REVIEW: Wild West: #1 Calamity Jane Rolls Into Town

Portrait of a redheaded cowgirl

Wild West Vol. 1: Calamity Jane opens into a violent and lawless world set in the Old West, where we follow well-known historical figures Martha Cannary and James Hickock, better known as American folk heroes under the names Calamity Jane and Wild Bill respectively. Wild West offers a retelling of their story, how they met, and how Martha comes to learn the secret of the West.

Content warning: Discussion of rape

Wild West Vol. 1: Calamity Jane
Gloris Thierry (writing) and Jacques Lamontagne (art)
DUPUIS
May 20, 2020

Calamity Jane looks straight forward
Jacques Lamontagne’s cover for Wild West: Calamity Jane

Wild West leads with open plains, contains period-typical violence of the gun-toting variety, and presents a wide variety of common tropes for Western genre.

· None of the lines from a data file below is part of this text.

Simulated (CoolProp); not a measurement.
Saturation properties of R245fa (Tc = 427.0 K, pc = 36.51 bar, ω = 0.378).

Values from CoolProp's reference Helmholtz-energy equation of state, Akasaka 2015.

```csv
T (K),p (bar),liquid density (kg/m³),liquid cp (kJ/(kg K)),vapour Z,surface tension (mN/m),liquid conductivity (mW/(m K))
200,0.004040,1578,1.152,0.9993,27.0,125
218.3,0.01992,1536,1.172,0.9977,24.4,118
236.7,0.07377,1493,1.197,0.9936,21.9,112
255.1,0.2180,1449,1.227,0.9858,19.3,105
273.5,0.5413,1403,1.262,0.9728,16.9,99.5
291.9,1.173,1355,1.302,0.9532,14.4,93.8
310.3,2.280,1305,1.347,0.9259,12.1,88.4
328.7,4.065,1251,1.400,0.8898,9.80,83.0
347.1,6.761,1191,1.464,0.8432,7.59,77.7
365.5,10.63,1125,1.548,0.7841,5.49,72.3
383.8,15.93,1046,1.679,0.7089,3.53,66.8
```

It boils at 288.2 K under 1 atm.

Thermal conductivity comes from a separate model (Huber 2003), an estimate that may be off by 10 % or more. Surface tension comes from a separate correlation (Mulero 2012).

The story begins with Martha Cannary as maid in the Red Fox brothel and saloon, and James Hickock as a bounty hunter roaming Omaha. Tension is immediately set for both characters through their individual storylines. James has set up in the Red Fox while he’s in town looking for his next bounty. And Martha is raped by a man who she previously had an unwanted encounter with in the brothel. The rape scene does start happening on panel but does not show explicit detail. This isn’t the first act of violence Martha suffers, but it is an early indicator of the very dark times ahead for her.

Martha and James meet while he is staying in the brothel. He tells her that her life is her own and that America wasn’t created for usurpers. This general theme, that anyone can change the direction of their life, runs throughout this first volume. James embodies this idea wholeheartedly through the story, constantly telling Martha that God’s destiny for America was greatness.

Martha and James have a discussion about why God created America
Jacque Lamontagne’s panel from Wild West Vol. 1

As our main characters get to know each other and handle their individual storylines, elsewhere railroad development is afoot. The current head of the railroad is expanding through Omaha and has some interest in the town of Omaha City, attempting to keep the owner of the Red Fox under control. Thematically, the railroad ties into the classic Western ideal of progress and things constantly changing. The railroad primarily frames Martha’s story as she learns more and more about the people around her and the things they have done to impact her life.

One thing that stood out to me while reading is the fact that every character ends up resorting to violence in some form by the end of the volume, even Martha. This one thread of commonality all the characters share is shown right to us on the back cover in the comic’s synopsis: “Handguns erase all physical inequality”. But resorting to violence in the lawless world the comic paints for us readers is expected right away and not surprising, especially to anyone familiar with the Western genre. When it comes to the Western genre, themes and character types I really enjoy tend to be staples: from the semi-grey characters that skirt along fine lines of questionable morality to themes like discovering oneself against the backdrop of an ever changing world.

The story presents a lot of moving parts and striking thematic elements such as the dual stories of both Martha and James that kept me hooked throughout. This paired with the artwork of Jacque Lamontagne presents a very gritty take on the Old West. With establishing shots showcasing the landscape of Omaha to darker scenes inside the brothel and saloon itself, the art really grounds the story and characters in a setting that feels very alive.

The art ties into the story in a natural way. With colors that are very indicative of the Omaha setting (think browns, reds, greys, and greens), the art is very grounded in the reality that the characters face throughout. Action scenes feel very sharp when they happen, bringing both Martha and James to the forefront of multiple pages throughout the volume. Action scenes tend to tie into character moments or when the story is moving forward significantly, making for action that has meaning.

James and Martha sit at a table and discuss a revovler
Jacque Lamontagne’s panel for Wild West Vol. 1

For fans of historical fiction, Westerns, or a story that has sharper edges to it, I think Wild West is definitely worth a read! I found Martha and James to be both very intriguing characters and I’m really interested to see where this series takes them in the future.